NoSQL - MongoDB vs CouchDB
If you are coming from the MySQL world, MongoDB is going to "feel" a lot more natural to you because of its query-like language support.
I think that is what makes it so friendly for a lot of people.
CouchDB is fantastic if you want to utilize the really great master-master replication support with a multi-node setup, possibly in different data centers or something like that.
MongoDB's replication (replica sets) is a master-slave-slave-slave-* setup, you can only write to the master in a replica set and read from any of them.
For a standard site configuration, that is fine. It maps to MySQL usage really well.
But if you are trying to create a global service like a CDN that needs to keep all global nodes synced even though read/write to all of them, something like the replication in CouchDB is going to be a huge boon to you.
While MongoDB has a query-like language that you can use and feels very intuitive, CouchDB takes a "map-reduce" approach and this concepts of views. It feels odd at first, but as you get the hang of it, it really starts feeling intuitive.
Here is a quick overview so it makes some sense:
- CouchDB stores all your data in a b-tree
- You cannot "query" it dynamically with something like "SELECT * FROM user WHERE..."
- Instead, you define discrete "views" of your data... "here is a view of all my users", "here is a view of all users older than 10" "here is a view of all users older than 30" and so on.
- These views are defined using map-reduce approach and are defined as JavaScript functions.
- When you define a view, the DB starts feeding all the documents of the DB you assigned the view to, through it and recording the results of your functions as the "index" on that data.

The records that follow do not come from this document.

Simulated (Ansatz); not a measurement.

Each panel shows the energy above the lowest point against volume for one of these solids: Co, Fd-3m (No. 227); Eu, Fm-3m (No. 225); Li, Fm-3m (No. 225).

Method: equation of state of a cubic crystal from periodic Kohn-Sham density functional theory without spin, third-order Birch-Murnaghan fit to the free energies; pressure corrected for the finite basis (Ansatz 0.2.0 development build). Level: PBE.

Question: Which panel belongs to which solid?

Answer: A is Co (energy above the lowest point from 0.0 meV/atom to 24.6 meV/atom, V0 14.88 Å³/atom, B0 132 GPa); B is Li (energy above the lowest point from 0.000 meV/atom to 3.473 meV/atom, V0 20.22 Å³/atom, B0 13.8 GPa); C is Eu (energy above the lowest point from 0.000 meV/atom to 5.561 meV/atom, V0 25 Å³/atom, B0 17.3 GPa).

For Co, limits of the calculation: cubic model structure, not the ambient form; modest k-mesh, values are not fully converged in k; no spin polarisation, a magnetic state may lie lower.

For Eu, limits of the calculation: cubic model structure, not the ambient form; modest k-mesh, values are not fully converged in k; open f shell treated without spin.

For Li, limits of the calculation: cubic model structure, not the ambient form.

- There are some basic queries you can do on the views like asking for a specific key (ID) or range of IDs regardless of what your map/reduce function does.
- Read through these slides, it's the best clarification of map/reduce in Couch I've seen.
So both of these sources use JSON documents, but CouchDB follows this more "every server is a master and can sync with the world" approach which is fantastic if you need it, while MongoDB is really the MySQL of the NoSQL world.
So if that sounds more like what you need/want, go for that.
Little differences like Mongo's binary protocol vs the RESTful interface of CouchDB are all minor details.
If you want raw speed and to hell with data safety, you can make Mongo run faster than CouchDB as you can tell it to operate out of memory and not commit things to disk except for sparse intervals.
You can do the same with Couch, but it's HTTP-based communication protocol is going to be 2-4x slower than raw binary communication with Mongo in this "speed over everything!" scenario.
Keep in mind that raw crazy insane speed is useless if a server crash or disk failure corrupts and toasts your DB into oblivion, so that data point isn't as amazing as it might seem (unless you are doing real-time trading systems on Wall Street, in which case look at Redis).
Hope that all helps!
See following links
- CouchDB Vs MongoDB
- MongoDB or CouchDB - fit for production?
- DB-Engines - Comparison CouchDB vs. MongoDB
Update: I found great comparison of NoSQL databases.
MongoDB (3.2)
- Written in: C++
- Main point: JSON document store
- License: AGPL (Drivers: Apache)
- Protocol: Custom, binary (BSON)
- Master/slave replication (auto failover with replica sets)
- Sharding built-in
- Queries are javascript expressions
- Run arbitrary javascript functions server-side
- Has geospatial indexing and queries
- Multiple storage engines with different performance characteristics
- Performance over features
- Document validation
- Journaling
- Powerful aggregation framework
- On 32bit systems, limited to ~2.5Gb
- Text search integrated
- GridFS to store big data + metadata (not actually an FS)
- Data center aware
Best used: If you need dynamic queries. If you prefer to define indexes, not map/reduce functions. If you need good performance on a big DB. If you wanted CouchDB, but your data changes too much, filling up disks.
For example: For most things that you would do with MySQL or PostgreSQL, but having predefined columns really holds you back.
CouchDB (1.2)
- Written in: Erlang
- Main point: DB consistency, ease of use
- License: Apache
- Protocol: HTTP/REST
- Bi-directional (!) replication,
- continuous or ad-hoc,
- with conflict detection,
- thus, master-master replication. (!)
- MVCC - write operations do not block reads
- Previous versions of documents are available
- Crash-only (reliable) design
- Needs compacting from time to time
- Views: embedded map/reduce
- Formatting views: lists & shows
- Server-side document validation possible
- Authentication possible
- Real-time updates via '_changes' (!)
- Attachment handling
Best used: For accumulating, occasionally changing data, on which pre-defined queries are to be run. Places where versioning is important.
For example: CRM, CMS systems. Master-master replication is an especially interesting feature, allowing easy multi-site deployments.